The Escapement
A father wrangles with his impending grief in a steampunk, Wild West alternate universe in Lavie Tidhar’s dazzling novel The Escapement.
There was once a boy so beloved that his father delighted in every memory they shared, from holding him when he was born, to trips to the circus, to nights spent reading fantastical tales together. But the boy got sick, and none of the dreams they’d dreamed together seemed capable of saving him. In his dismay, his father slipped into the Escapement, a feverish place where fantasies are twisted and wars between near gods rage. There, as the Stranger, he roams the land, looking for a path to the Mountains of Darkness, where it’s rumored that a flower grows that’s capable of reversing death.
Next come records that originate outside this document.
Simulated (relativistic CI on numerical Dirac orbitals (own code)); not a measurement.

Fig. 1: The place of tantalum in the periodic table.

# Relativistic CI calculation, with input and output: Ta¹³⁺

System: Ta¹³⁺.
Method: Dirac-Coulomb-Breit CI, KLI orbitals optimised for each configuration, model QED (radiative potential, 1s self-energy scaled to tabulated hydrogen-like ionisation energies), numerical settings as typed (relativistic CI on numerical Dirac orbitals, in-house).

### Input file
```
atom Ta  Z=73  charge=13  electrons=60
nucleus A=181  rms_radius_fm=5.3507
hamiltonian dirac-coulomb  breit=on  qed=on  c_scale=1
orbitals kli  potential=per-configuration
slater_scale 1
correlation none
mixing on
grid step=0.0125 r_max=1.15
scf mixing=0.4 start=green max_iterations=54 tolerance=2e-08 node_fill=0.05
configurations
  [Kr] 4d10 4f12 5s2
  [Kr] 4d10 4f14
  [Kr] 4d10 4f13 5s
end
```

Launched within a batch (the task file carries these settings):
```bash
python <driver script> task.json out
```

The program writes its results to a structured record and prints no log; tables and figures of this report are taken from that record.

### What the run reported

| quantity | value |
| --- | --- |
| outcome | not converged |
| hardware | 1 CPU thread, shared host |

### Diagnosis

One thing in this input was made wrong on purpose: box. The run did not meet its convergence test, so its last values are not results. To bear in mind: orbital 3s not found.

The Escapement comes to seem dual parts an allegory for the evasive phantasms that people hold most dear—including boundless excitement; including immortality—and a mythology-attuned gamer’s paradise. Here, ants scurry through glass arms that are the remnants of impossible wars; the earth yawns open for foggy miners who seek mind-bending substances—the stuff the world is made of. People drink potions that allow them to skip sideways, between worlds; people drink potions that permit them to forget. Clowns roam the lands, simultaneously feared and misunderstood, as do figures from the tarot; circus performers, who filled more mundane roles before that, transform themselves into tyrants and thieves. Shadows twist and expand, and ghosts drift by like mists. Through this sometimes hellish landscape, the Stranger presses on, believing that he has no choice.
Those who enter the Escapement should strap themselves in for horrors and wonders galore. Filled with contorted fairy tales, myths, and familiar stories, Lavie Tidhar’s latest novel is both a fantastical diversion and a moving articulation of deep parental love.